Data Observability Is the Entry Point for Governance – Not an Add-On to It
Realizing data observability is the entry point for data governance is the insight that changes the conversation. Governance has to start somewhere, and the logical starting point is a clear, factual understanding of your data assets: what data exists, how they are accessed, where they flow, and how they are consumed across the enterprise. Data observability, done well, provides exactly that foundation.
Surfacing metrics about data usage and pipeline behavior gives governance teams the evidence base they need to move from policy to practice. It allows them to operationalize rules around security, privacy, quality, lifecycle, and cost in ways that are grounded in how data actually behaves, not how it’s assumed to behave. Providers that build toward this vision leverage AI to automate monitoring and augment the collection of data-related metrics. By doing so, they position their products at the center of something much larger than pipeline health. The organizations that benefit most are those already feeling the friction: persistent data loss, unreliable pipelines, and quality issues surfacing too late in critical workflows. For them, observability isn’t a nice-to-have. It’s the first step toward infrastructure that can actually be trusted.
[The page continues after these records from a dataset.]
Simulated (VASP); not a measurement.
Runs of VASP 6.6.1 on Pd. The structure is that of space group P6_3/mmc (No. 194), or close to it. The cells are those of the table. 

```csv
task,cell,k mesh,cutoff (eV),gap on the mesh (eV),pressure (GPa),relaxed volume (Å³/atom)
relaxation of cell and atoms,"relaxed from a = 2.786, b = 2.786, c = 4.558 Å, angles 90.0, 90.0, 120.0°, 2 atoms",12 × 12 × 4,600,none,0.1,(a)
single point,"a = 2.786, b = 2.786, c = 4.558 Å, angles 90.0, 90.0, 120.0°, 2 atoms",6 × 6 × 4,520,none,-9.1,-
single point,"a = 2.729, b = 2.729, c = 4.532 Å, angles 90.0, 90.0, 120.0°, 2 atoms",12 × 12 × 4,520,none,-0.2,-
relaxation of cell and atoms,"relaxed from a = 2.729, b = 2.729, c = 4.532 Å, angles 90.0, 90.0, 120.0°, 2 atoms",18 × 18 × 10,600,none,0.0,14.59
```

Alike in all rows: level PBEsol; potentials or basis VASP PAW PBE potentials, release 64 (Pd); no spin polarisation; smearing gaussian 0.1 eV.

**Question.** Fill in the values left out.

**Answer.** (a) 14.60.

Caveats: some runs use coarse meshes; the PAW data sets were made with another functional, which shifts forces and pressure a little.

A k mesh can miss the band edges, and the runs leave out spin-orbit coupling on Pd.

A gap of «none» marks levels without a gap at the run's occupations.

The Numbers Behind the Gap: What the Data Says About Data Observability
The story of data observability in 2026 is, at its core, a story about a gap between how important organizations know this capability is, and how many have actually done something about it. Dresner Advisory Services’ 2026 research makes this tension visible. Only 22% of surveyed organizations identify data observability as critical, though another 32% rate it as very important. That’s a meaningful base of awareness. Yet only slightly more than one-third of organizations report actual adoption. Globally, strong majorities across every region acknowledge its importance and still, most haven’t acted. The gap between conviction and execution is wide, and it is one of the more telling findings in this year’s research.
The Organizations That Have Moved Aren’t Waiting for Data to Harm the Organization
Among those that have acted, a pattern is clear: Data observability adoption concentrates where performance pressure is highest. Seventy-one percent of organizations achieving high ROI from their BI investments rate this capability as critical. Forty-four percent of organizations at an advanced stage of AI deployment have already adopted it. These aren’t organizations that stumbled into observability – they are organizations for whom data reliability has become a competitive requirement or where regulators require it, and they’ve built accordingly.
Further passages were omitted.